Remember when you walked hunched over like a reed in the dunes, deeply rooted but relentlessly blown by the winds?
Remember?
I think there will be a time when I don’t remember. When the pain isn’t piercing. When I don’t have a hard time keeping my neck up straight and my gaze off the ground.
I recently heard on the Ted Radio Hour that it only takes humans three months to return to baseline after all but the most extreme traumatic events.
These are the kinds of things I take comfort in. We are built to be resilient.
A dear friend of mine was talking to me about her five-year-old daughter. “Five is hard,” she said. “It doesn’t get easier.”
I was glad to hear it. I’m tired of pinning my hopes on things getting easier. Five will be hard. I can spend my time sharpening my tools rather than filling my hope chest.
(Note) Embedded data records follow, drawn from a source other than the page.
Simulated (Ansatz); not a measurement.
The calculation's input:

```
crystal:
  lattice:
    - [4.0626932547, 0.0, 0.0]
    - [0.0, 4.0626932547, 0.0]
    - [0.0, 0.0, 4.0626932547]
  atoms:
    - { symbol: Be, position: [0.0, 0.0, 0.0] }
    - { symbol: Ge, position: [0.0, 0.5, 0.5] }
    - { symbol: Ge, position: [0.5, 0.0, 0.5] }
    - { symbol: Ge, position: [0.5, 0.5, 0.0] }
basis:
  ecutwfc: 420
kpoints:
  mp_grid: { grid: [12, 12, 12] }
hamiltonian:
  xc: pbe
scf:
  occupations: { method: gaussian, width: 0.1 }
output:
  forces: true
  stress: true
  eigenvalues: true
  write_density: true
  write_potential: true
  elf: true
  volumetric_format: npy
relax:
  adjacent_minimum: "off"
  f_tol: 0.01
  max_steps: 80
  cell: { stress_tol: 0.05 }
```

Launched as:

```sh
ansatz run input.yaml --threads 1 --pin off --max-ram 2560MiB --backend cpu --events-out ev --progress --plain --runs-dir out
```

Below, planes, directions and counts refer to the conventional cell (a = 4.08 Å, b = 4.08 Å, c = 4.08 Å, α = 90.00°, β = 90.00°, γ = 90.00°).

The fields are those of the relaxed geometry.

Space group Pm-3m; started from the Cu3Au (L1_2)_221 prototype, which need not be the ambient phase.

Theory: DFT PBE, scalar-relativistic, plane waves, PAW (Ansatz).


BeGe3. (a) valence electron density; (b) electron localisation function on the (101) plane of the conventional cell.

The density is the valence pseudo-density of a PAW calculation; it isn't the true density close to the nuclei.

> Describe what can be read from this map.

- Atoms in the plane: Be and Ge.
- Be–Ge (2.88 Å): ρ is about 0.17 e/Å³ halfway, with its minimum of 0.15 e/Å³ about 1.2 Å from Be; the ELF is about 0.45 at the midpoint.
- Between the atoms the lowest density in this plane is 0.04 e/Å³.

When 2013 slunk off into the dark night, my husband and I knew that 2014 was waiting in the corner with gloves on.
We’ve been trying to solve the problem of the apartment in the Bronx that we own. It was a good idea to buy it, newly married, planning a family, thinking of two bedrooms and a stable place to live.
Wasn’t it?
Every other young family I know seems to have a tale of real estate heartbreak and destruction. And they can all pretty much tell you to the penny the price they paid for their humility.
We’re still paying the bill.
New York was not content to let us go with scraped knees. New York needed to break our kneecaps with a crowbar.
When we moved to Oregon three years ago, we were underwater and couldn’t afford to sell. So we rented the apartment and took a hefty hit every month. And we watched as other people refinanced or got loan modifications or filed for Harp 2.0. But we didn’t qualify for anything because the place was considered a “second home” or an “income property.” So then we applied to sell it as a short sale.
The great thing about banks is they can require you to turn in every piece of paperwork that’s ever had your name flashed across it, and they can pass you on to case worker after case worker for months. And then say, “Oh, you don’t qualify for this. Someone should have told you that.”
This has been our purgatory.
Applying for everything available only to hear No, over and over and over and over again. The last time, with the short sale, the bank said, “You don’t qualify because you’ve made all your payments.” What?
It just didn’t pay to be starting your family and longing for a place to call your own in 2008. At least not for a lot of us.
The exhaustion, the stress on our marriage, the financial pain that our apartment in the Bronx has put us through is torrential. Right now. Right now it’s torrential.
But it may be over soon. Tomorrow. It may be over tomorrow.
But it’s hard to believe, because everything that could have gone wrong went wrong. Our realtor had other plans for us and started to work against us, our buyer’s bank got bought, the building’s management company decided to stop responding to bank requests. We watched as the walls of bureaucracy mounted around us, and as we disassembled one wall, another got built.
In all, there have been three banks, three lawyers, a transfer agent, two realtors, a management company, and a co-op board. This is standard in New York. And with so many people involved, it’s easy for people to say, “Well, it’s not our fault.”
I think I had to write about this because it’s the reason that I keep disappearing. When so much of my emotional and relational capabilities are taken over by one giant obstacle, I fall into myself.
Some wonderful things have come from this, however.
My husband and I have had to have some really tough, ongoing conversations—and I think this meatiness is where we’ve found our soul as a couple. It’s very clear what is important and what is not.
Our buyers are really, really wonderful people and we are leaving this odyssey friends who have battled the forces of bureaucracy together with faith and humor.
I am able to—sometimes, even most times on some days—live in the moment. Because often that’s been the only thing I’ve had. And it’s amazing what an afternoon coffee or an hour in the garden can do for me.
So if you’re still here, thanks. I’m grateful for your friendship and your readership, and for your continuing willingness to share a part of your own self with me.
3/31/14 UPDATE:
It happened!!!! The piercing pain is gone!! Prayers and persistence and the unwavering support of friends and family have carried us to the other side. We are truly grateful!